Re: [PATCH 1/2] mm,vmscan: Kill global shrinker lock.

From: Michal Hocko
Date: Wed Nov 15 2017 - 04:19:25 EST


On Wed 15-11-17 09:56:25, Michal Hocko wrote:
> On Wed 15-11-17 09:56:02, Minchan Kim wrote:
> > On Tue, Nov 14, 2017 at 06:37:42AM +0900, Tetsuo Handa wrote:
> > > When shrinker_rwsem was introduced, it was assumed that
> > > register_shrinker()/unregister_shrinker() are really unlikely paths
> > > which are called during initialization and tear down. But nowadays,
> > > register_shrinker()/unregister_shrinker() might be called regularly.
> > > This patch prepares for allowing parallel registration/unregistration
> > > of shrinkers.
> > >
> > > Since do_shrink_slab() can reschedule, we cannot protect shrinker_list
> > > using one RCU section. But using atomic_inc()/atomic_dec() for each
> > > do_shrink_slab() call will not impact so much.
> > >
> > > This patch uses polling loop with short sleep for unregister_shrinker()

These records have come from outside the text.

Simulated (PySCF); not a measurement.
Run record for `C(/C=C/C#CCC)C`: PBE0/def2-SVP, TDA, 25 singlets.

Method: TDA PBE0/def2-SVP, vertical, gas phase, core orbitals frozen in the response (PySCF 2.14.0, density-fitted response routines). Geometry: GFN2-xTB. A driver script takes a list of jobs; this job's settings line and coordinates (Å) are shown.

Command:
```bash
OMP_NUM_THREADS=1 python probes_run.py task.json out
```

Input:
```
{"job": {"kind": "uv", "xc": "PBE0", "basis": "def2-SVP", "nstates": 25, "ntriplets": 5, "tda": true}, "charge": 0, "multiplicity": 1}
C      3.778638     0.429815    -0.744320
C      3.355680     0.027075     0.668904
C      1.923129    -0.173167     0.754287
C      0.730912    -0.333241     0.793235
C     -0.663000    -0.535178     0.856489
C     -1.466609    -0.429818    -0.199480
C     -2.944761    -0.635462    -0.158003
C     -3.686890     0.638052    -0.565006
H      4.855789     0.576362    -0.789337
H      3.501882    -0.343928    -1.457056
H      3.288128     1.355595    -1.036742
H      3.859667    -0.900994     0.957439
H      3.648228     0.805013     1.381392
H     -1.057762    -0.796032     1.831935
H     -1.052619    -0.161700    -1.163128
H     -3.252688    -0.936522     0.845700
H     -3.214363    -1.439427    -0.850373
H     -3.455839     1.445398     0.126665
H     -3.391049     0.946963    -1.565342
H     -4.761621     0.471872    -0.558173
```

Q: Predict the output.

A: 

> > > rather than wait_on_atomic_t(), for we can save reader's cost (plain
> > > atomic_dec() compared to atomic_dec_and_test()), we can expect that
> > > do_shrink_slab() of unregistering shrinker likely returns shortly, and
> > > we can avoid khungtaskd warnings when do_shrink_slab() of unregistering
> > > shrinker unexpectedly took so long.
> > >
> > > Signed-off-by: Tetsuo Handa <penguin-kernel@xxxxxxxxxxxxxxxxxxx>
> >
> > Before reviewing this patch, can't we solve the problem with more
> > simple way? Like this.
> >
> > Shakeel, What do you think?
> >
> > diff --git a/mm/vmscan.c b/mm/vmscan.c
> > index 13d711dd8776..cbb624cb9baa 100644
> > --- a/mm/vmscan.c
> > +++ b/mm/vmscan.c
> > @@ -498,6 +498,14 @@ static unsigned long shrink_slab(gfp_t gfp_mask, int nid,
> > sc.nid = 0;
> >
> > freed += do_shrink_slab(&sc, shrinker, nr_scanned, nr_eligible);
> > + /*
> > + * bail out if someone want to register a new shrinker to prevent
> > + * long time stall by parallel ongoing shrinking.
> > + */
> > + if (rwsem_is_contended(&shrinker_rwsem)) {
> > + freed = 1;
> > + break;
> > + }
>
> So you want to do only partial slab shrinking if we have more contending
> direct reclaimers? This would just make a larger pressure on those on
> the list head rather than the tail. I do not think this is a good idea.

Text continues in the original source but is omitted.